The annual Emergency Preparedness Week kicked off this week, and runs through Saturday. The national awareness campaign, run by Public Safety Canada, aims to help Canadians to “be ready for anything.”

“Every emergency is different but having a plan will help you and your family know what to do and who to contact in different situations,” said Calgary Emergency Agency Chief Sue Henry.

The City of Calgary’s focus for this year was to help Calgarians be prepared for severe weather events.

“May to September is the time of year we can see extreme spring and summer weather events in our city, including: summer storms, flooding, hail, and extreme heat,” said Chief Henry.

The city has challenged younger Calgarians to take part in the Junior Weather Forecasters Challenge. Families can use city resources to learn how to create a homemade weather station, watch webinars from Environment Canada, and track the weather using city-made observation forms.

Starting Friday, the city will be promoting its Ready Squad program, targeted at educating kids aged 7-12. Additional disaster risk exploring tools and disaster response resources will be made available on the City of Calgary website.

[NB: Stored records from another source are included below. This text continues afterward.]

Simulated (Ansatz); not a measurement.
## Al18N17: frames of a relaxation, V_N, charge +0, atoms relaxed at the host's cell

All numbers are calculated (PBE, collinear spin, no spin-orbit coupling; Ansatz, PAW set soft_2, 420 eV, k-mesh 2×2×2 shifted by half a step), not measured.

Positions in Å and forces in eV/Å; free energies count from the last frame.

The Telus Spark Science Centre also took part in helping young Calgarians be prepared this week. They hosted presentations from CEMA and CANTF2 members.

The centre is also running an interactive exhibit called “Rescue,” which runs until May 15. The exhibit features interactive games and experiences, including helicopter and jetski water rescues, and a replica burning building, to teach Calgarians about how first responders rescue people.

CANTF2 canine handler Clayton Terletski and urban rescue dog Peggy pose for a photo during Emergency Preparedness Week at the Telus Spark Science Centre in Calgary on Wednesday, May 4, 2022. ARYN TOOMBS / FOR LIVEWIRE CALGARY

72-hour home emergency kits encouraged

The Calgary Emergency Management Agency has also provided resources for creating 72-hour preparedness kit for home use. An additional guide was created to assist pet owners to keep their animals safe during an emergency.

On Thursday, May 5, the city will also be releasing additional vehicle readiness and vehicle emergency kit information.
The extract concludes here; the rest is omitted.